The US Commerce Department finally released its report on investigations into steel and aluminum imports on Friday, recommending wide-ranging tariffs and quotas on products coming into the United States.
It will be up to President Trump what he wants to do with the recommendations, though he has publicly indicated he sides with Commerce Secretary Wilbur Ross on the issue of trade restrictions. Cabinet members including Gary Cohn, Steven Mnuchin, Rex Tillerson and James Mattis are reportedly opposed to using the Section 232 law, cited by the report, to impose tariffs on national security grounds.
Recommendations of the Steel Report:
Secretary Ross has recommended to the President that he consider the following alternative remedies to address the problem of steel imports:
- A global tariff of at least 24% on all steel imports from all countries, or
- A tariff of at least 53% on all steel imports from 12 countries (Brazil, China, Costa Rica, Egypt, India, Malaysia, Republic of Korea, Russia, South Africa, Thailand, Turkey and Vietnam) with a quota by-product on steel imports from all other countries equal to 100% of their 2017 exports to the United States, or
- A quota on all steel products from all countries equal to 63% of each country’s 2017 exports to the United States.
Each of these remedies is intended to increase domestic steel production from its present 73% of capacity to approximately an 80% operating rate, the minimum rate needed for the long-term viability of the industry. Each remedy applies measures to all countries and all steel products to prevent circumvention.
The recommendations regarding aluminum advocated similarly severe actions:
- A tariff of at least 7.7% on all aluminum exports from all countries, or
- A tariff of 23.6% on all products from China, Hong Kong, Russia, Venezuela and Vietnam. All the other countries would be subject to quotas equal to 100% of their 2017 exports to the United States, or
- A quota on all imports from all countries equal to a maximum of 86.7% of their 2017 exports to the United States.
Washington DC-based news website AXIOS captured the concern of one former senior government trade official:
“[T]he opening shot in a trade war… a declaration of war against the world on aluminum and steel… These are some of our closest treaty allies… These are some serious numbers.”

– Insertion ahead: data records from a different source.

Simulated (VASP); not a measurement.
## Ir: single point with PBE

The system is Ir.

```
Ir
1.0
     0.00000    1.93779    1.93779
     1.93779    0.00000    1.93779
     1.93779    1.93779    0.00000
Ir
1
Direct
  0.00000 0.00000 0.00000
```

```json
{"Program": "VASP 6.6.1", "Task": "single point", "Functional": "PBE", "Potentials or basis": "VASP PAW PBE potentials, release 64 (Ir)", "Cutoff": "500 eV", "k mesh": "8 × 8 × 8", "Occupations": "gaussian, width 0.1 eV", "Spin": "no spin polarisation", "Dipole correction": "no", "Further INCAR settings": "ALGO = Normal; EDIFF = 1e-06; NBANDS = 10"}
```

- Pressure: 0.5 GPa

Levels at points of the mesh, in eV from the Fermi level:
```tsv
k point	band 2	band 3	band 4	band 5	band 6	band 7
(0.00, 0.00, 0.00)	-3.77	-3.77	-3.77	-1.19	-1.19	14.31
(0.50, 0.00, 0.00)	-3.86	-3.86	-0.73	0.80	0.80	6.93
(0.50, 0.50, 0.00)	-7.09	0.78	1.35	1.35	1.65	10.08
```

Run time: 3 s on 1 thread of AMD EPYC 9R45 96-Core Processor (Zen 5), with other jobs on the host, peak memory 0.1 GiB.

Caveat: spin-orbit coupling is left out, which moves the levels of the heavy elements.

Another unnamed “trade expert,” chose even more alarmist words:
“This would be beyond a trade war. You’re talking about blowing up the WTO.”
China’s Commerce Ministry has urged the US to exercise restraint in using trade protection tools and respect the rules of multilateral trade.
“If the final US decision affects China’s interests, China must take necessary measures to protect its own reasonable interests,” the ministry told Reuters, without giving details.